Symphony, Mechanical

If a percussionist isn’t around when his instruments make sounds, is it music?

Musical instruments differ from culture to culture, but they all share one common trait: they almost always require a human operator. One-man bands exist, but a man can only operate so many instruments before he runs out of appendages (and orifices). Even electronic music is not exempt from this, requiring the performer to be on standby and transition between sets. So, it seems that a man cannot be separated from his instruments, not if he wants to keep the music going.

Well, as it turns out, if you get machines to do your bidding, you don’t need to hawk around your instruments, and you get the benefit of overcoming a lot of physical limits. Just add more machines!

A mix of contemporary and traditional percussion instruments.

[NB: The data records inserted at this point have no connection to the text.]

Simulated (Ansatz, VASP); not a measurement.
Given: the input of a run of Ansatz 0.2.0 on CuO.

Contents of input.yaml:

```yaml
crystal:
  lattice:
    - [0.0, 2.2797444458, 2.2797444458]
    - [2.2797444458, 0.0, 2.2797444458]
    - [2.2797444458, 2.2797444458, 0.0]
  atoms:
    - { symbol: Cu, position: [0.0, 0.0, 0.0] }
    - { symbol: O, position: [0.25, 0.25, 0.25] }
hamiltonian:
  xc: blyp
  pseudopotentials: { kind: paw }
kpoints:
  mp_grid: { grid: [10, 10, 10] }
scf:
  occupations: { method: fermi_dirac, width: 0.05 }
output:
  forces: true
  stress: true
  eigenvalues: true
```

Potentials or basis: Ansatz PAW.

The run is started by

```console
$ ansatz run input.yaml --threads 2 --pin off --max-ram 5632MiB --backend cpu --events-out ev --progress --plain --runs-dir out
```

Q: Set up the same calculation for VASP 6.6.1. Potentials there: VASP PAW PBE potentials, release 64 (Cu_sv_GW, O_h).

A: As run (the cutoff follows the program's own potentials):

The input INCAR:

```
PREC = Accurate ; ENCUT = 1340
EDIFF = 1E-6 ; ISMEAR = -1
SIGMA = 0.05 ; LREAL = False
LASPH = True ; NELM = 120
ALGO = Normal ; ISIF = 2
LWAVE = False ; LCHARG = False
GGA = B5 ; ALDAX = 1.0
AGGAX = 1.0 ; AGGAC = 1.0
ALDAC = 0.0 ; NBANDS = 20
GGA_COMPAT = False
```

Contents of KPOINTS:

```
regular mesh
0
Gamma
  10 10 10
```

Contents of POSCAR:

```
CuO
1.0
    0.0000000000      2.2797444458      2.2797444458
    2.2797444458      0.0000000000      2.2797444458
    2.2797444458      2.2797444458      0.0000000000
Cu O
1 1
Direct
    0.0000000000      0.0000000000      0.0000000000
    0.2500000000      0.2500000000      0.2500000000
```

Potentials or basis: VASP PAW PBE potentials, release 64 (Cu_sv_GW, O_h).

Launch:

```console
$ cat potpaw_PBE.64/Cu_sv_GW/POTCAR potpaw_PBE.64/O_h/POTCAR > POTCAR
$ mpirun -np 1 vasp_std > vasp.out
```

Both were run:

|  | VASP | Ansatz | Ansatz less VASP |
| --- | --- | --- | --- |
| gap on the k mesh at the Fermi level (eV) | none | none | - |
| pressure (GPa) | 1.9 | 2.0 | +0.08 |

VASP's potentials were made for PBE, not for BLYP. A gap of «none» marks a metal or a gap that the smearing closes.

“Intriguing Instruments” was a performance/installation during the recent Butterworth Fringe Festival. Done by Aussie percussionist-composer Robbie Avenaim, it’s where small contraptions replace the human touch. Actually, that’s not quite true, as it still requires Robbie’s input, but the machines do the heavy lifting after that.

“I wanted to work with different things in electronic music, but not what we find usually today. For me, it was trying to find what I could do with machines, and to accompany me as a percussionist.”

Robbie Avenaim, the man behind “Intriguing Instruments”.

Robbie’s relationship with percussion instruments started at the young age of 10, when he got into playing the drums. From 16 onwards, he has gone and sought to learn from drummers, composers and conductors from around the world. Starting from Australia, his quest for knowledge has brought him to America, Zimbabwe, and most recently, a short stint in Israel.

Based on his observations in New York, Robbie then co-founded and organised the WHATISMUSIC? Festival, with the aim of fostering a rich experimental music ecosystem in Australia. He served as its curator from 1994 to 2012.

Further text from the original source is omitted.